Re: [RFC PATCH v5 1/3] printk-rb: new printk ringbuffer implementation (writer)

From: Petr Mladek
Date: Mon Dec 02 2019 - 11:00:01 EST


On Mon 2019-12-02 16:48:41, Petr Mladek wrote:
> > +/* Reserve a new descriptor, invalidating the oldest if necessary. */
> > +static bool desc_reserve(struct printk_ringbuffer *rb, u32 *id_out)
> > +{
> > + struct prb_desc_ring *desc_ring = &rb->desc_ring;
> > + struct prb_desc *desc;
> > + u32 id_prev_wrap;
> > + u32 head_id;
> > + u32 id;
> > +
> > + head_id = atomic_read(&desc_ring->head_id);
> > +
> > + do {
> > + desc = to_desc(desc_ring, head_id);
> > +
> > + id = DESC_ID(head_id + 1);
> > + id_prev_wrap = DESC_ID_PREV_WRAP(desc_ring, id);
> > +
> > + if (id_prev_wrap == atomic_read(&desc_ring->tail_id)) {
> > + if (!desc_push_tail(rb, id_prev_wrap))
> > + return false;
> > + }
> > + } while (!atomic_try_cmpxchg(&desc_ring->head_id, &head_id, id));
>
> Hmm, in theory, ABA problem might cause that we successfully
> move desc_ring->head_id when tail has not been pushed yet.
>
> As a result we would never call desc_push_tail() until
> it overflows again.
>
> I am not sure if we need to take care of it. The code is called with
> interrupts disabled. IMHO, only NMI could cause ABA problem
> in reality. But the game (debugging) is lost anyway when NMI ovewrites
> the buffer several times.

BTW: If I am counting correctly. The ABA problem would happen when
exactly 2^30 (1G) messages is written in the mean time.
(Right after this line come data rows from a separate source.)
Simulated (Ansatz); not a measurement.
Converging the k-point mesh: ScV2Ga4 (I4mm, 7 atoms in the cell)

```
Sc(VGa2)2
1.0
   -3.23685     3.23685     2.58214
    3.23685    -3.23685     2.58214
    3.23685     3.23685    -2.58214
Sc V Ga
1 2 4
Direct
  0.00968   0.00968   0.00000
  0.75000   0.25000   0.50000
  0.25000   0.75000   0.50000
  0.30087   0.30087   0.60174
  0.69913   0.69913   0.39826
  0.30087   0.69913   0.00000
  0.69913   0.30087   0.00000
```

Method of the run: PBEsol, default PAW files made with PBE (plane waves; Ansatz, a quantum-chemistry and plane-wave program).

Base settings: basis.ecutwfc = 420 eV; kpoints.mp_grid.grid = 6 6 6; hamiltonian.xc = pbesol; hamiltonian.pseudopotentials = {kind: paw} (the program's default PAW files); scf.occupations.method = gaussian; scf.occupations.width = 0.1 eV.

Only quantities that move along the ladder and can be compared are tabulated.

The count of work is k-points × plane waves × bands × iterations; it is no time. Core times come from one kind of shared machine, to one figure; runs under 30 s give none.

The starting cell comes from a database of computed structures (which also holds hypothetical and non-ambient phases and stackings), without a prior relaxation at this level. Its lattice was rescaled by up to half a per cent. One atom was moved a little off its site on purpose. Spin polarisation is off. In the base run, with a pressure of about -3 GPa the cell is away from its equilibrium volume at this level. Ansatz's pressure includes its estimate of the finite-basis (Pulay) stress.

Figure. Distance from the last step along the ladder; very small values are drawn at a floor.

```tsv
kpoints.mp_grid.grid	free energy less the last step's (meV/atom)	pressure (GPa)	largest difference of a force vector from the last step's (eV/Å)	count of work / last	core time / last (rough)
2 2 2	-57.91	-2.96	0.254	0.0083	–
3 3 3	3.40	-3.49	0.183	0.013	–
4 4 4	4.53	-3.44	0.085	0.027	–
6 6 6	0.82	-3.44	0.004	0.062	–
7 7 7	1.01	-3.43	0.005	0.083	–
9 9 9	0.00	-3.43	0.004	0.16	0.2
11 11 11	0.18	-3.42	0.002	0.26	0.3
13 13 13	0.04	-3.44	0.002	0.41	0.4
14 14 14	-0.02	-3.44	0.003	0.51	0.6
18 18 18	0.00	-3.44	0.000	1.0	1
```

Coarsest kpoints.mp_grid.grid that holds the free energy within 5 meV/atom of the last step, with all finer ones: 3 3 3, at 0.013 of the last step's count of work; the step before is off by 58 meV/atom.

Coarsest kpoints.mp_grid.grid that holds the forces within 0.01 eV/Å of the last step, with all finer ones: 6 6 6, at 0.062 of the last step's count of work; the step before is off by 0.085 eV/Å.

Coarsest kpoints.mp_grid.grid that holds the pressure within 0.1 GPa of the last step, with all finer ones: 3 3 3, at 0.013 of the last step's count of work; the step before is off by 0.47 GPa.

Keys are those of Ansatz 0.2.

> Also it should not be a complete failure. We still could bail out when
> the previous state was not reusable. We are on the safe side
> when it was reusable.
>
> Also we could probably detect when desc_ring->tail_id is not
> updated any longer and do something about it.
>
> > +
> > + desc = to_desc(desc_ring, id);
> > +
> > + /* Set the descriptor's ID and also set its state to reserved. */
> > + atomic_set(&desc->state_var, id | 0);
>
> We should check here that the original state id from the previous
> wrap in reusable state (or 0 for bootstrap). On error, we know that
> there was the ABA problem and would need to do something about it.

I believe that it should be enough to add this check and
bail out in case of error.

Best Regards,
Petr